Beixin Minerals | Why Invest in REE

INVESTING IS ADVISABLE WHEN THERE IS A HIGH DEMAND FOR SOMETHING SCARCE

WHY INVEST IN REE

By 2035, global primary energy is projected to experience an annual growth rate of around 1.3%. Fossil fuels will continue to be the dominant energy source, making up over 75% of total energy supplies in 2035. However, renewable energy is expected to be the fastest-growing source, with its share in primary energy reaching approximately 10% by 2035. This growth is driven by the increasing demand for green power generation and energy-saving technologies. In the coming years, the use of rare earth elements (REEs) in wind turbines and energy-efficient lighting will be significant applications of REEs.


Global Rare Earth Consumption in Previous Years

In 2018, permanent magnets and catalysts accounted for more than 60% of global total rare earth oxide (TREO) consumption in terms of volume. However, in terms of value, permanent magnets alone contributed to over 90% of the total value of global TREO consumption. This dominance is expected to grow as demand and prices for neodymium, praseodymium, dysprosium, and terbium continue to rise significantly in the future.

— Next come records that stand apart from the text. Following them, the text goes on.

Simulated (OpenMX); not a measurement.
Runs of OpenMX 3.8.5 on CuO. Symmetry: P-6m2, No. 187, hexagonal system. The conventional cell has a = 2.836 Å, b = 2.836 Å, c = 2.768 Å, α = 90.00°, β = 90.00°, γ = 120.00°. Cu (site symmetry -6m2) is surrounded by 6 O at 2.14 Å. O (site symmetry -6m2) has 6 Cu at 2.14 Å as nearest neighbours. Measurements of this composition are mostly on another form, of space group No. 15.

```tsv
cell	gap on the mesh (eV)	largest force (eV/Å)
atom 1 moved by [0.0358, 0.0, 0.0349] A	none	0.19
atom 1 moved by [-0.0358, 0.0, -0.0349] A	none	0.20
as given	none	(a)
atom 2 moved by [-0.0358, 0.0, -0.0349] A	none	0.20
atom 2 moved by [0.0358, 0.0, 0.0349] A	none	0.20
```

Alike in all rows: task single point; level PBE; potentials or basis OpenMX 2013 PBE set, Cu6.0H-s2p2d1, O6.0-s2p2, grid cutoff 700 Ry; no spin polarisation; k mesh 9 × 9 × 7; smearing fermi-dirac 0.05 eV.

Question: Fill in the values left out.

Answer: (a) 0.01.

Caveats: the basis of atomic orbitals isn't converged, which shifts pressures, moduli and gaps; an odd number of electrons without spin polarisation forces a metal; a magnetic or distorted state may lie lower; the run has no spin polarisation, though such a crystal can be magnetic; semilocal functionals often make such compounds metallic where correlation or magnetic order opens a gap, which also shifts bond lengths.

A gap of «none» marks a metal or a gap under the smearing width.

The demand for neodymium, lanthanum, dysprosium, and cerium is currently the largest in the world. Moreover, it is predicted that the demand for these four rare earth elements will grow faster than the demand for all other rare earth elements in the coming years. This poses a challenge for the supply-side as it may struggle to keep up with the increasing demand. According to our forecast, by 2030, the global annual demand for neodymium oxide and dysprosium oxide (or equivalent forms) will surpass the global annual production significantly. This could lead to the depletion of existing inventories and ultimately result in shortages of these crucial magnet materials if additional sources of supply are not developed.


In the future, it is predicted that the global demand for neodymium oxide (or a similar oxide) will reach unprecedented levels due to the growing need for rare earth permanent magnets. This will further worsen the existing imbalance between the production and demand of other rare earth elements, like cerium oxide if the industry continues with its current approach.